Agriculture and rural livelihood is a key piece of the resilience strategy in any country. In Ireland we have the experience; initially we were subsistence farmers like many people in Ethiopia are now and we moved through that to a more productive agricultural economy and now we are one of the biggest agricultural exporters per capita in the world.
Our agricultural support even in the last seven years went up by 60 percent and so we have not only increased in volume but really increased in value addition. This is something we would like to share with Ethiopia as well, and while the our embassy will be here for a long time, Irish Aid over time will not be here because it will not be needed. For that reason our programs are focused on sustainable development, resilience and basically alleviation out of poverty.

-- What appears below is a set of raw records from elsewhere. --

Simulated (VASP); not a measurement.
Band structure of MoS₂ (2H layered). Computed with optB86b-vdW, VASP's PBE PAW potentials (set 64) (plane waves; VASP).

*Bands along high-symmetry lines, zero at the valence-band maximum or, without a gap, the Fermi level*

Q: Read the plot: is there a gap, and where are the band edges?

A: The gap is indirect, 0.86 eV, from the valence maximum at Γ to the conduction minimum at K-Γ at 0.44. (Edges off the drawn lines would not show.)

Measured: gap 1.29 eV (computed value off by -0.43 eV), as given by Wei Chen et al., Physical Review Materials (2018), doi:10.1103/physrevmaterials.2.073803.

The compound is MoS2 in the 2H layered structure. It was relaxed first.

Capital: One of the biggest issues for donor countries is that there is shortage in funding due to many humanitarian crises, how are you dealing with that? What about the issue of accountability?
Hyland: We have put a larger percentage of our development funding into humanitarian aid, we have to do that because we have to meet immediate needs, but at the same time, you don’t want that situation to continue forever because you are in a situation where you are not investing in development and resilience and a long term future.
Accountability is always an issue in a humanitarian context because by definition it is always a crisis, it’s always a confusing situation that involves a significant displacement of people so I guess what we try to do is work with the government, with the UN and NGOs to make sure they have robust accountable systems in place and have a dialogue with the government on how important that accountability is.
Capital: Ethiopia is currently implementing a State of Emergency. What is Ireland’s thought on this?
Hyland: You probably saw the EU statement and Ireland is part of the EU and part of that statement and we would associate ourselves with that.
From our perspectives what we see in Ethiopia is that there is a significant demand from Ethiopians for political reform. The government and the current Prime Minister, when the first State of Emergency was announced, committed very openly and publically to reform and back in January again the EPRDF made a very clear statement around understanding the pace of reform was not enough and further reform needed to be prioritized and more rapidly implemented. We agree with that.
The State of Emergency, again we would associate with the EU statement; we don’t necessarily see that as a helpful element in demonstrating commitment in political reform and economic reform. At the end of the day it is the decision of the Ethiopian government but from our perspective, we feel that a more rapid implementation of economic and political reform would be perhaps more easily done without the State of Emergency.
Capital: On a lighter note, we have heard that a famous monument in Addis Ababa was lit up in green, tell us about that.
Hyland: This is a campaign called the Global Greening Campaign, it started in 2010 globally and it started small, maybe 20 to 30 monuments around the world going green on Saint Patrick’s Day which is our national day and green is the national color of Ireland.
The idea is to highlight Ireland on Saint Patrick’s Day by lighting up monuments in green in reminder of Ireland, Irish culture and heritage, tourism possibilities in terms of coming to Ireland. The second thing it highlights is our long standing friendship with many nations.
In case of Ethiopia this year we decided to green the lion in front of the National Theater. The reason we chose the lion is because it is an all Ethiopian symbol and the symbol of Addis Ababa so we thought it would be a good monument to green to demonstrate the partnership between Ethiopia and Ireland.